A lifelong Tory who augmented his estates through the sale of crown estates and enclosure in Radnorshire, Price had been returned for New Radnor Boroughs in 1799 with the acquiescence of Edward Harley, 5th earl of Oxford, whose family’s long-standing rivalry with the Lewises of nearby Harpton Court for control of the constituency he endeavoured to overcome.
A stalwart of Knighton races and the Knighton Association ‘for the prosecution and bringing to justice of all persons committing felonies or other offences against our respective persons or property’, he signed the resolution adopted at the Radnorshire sessions, 12 Jan. 1827, for legislation to improve the Hereford- Aberystwyth road, and was a member of the local committee for the Rhayader road bill, which received royal assent, 23 Mar. 1829. However, as with the 1828 Rhayader enclosure and 1829 Kington improvement bills, his involvement with it in the Commons cannot be verified.
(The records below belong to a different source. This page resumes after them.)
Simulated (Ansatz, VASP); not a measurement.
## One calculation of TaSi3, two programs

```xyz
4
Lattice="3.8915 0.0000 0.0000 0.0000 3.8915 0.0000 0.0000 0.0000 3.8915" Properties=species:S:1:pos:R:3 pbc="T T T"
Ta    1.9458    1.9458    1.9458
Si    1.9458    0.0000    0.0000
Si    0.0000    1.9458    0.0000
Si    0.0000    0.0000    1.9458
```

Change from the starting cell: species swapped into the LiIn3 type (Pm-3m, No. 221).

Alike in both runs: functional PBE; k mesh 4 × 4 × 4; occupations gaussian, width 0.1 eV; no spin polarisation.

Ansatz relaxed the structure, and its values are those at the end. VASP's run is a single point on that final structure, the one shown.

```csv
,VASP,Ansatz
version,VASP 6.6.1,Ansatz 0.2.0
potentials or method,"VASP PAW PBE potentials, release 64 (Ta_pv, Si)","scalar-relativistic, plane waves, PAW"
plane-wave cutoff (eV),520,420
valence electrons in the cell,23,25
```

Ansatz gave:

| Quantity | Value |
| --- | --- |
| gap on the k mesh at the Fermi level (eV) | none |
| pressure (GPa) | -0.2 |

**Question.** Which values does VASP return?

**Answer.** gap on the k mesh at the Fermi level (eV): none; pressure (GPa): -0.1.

The Wellington ministry counted Price among their ‘friends’, but he may well have divided against them on the civil list when they were brought down, 15 Nov. 1830.
Price’s return for the new Radnor District constituency in December 1832 was not opposed. He failed to secure Rogers’s nomination for Radnorshire when Lewis resigned in 1834, and in 1842 was passed over for the county lord lieutenancy in favour of Sir John Walsh*, whose election for Radnorshire in 1840 he had helped to bring about.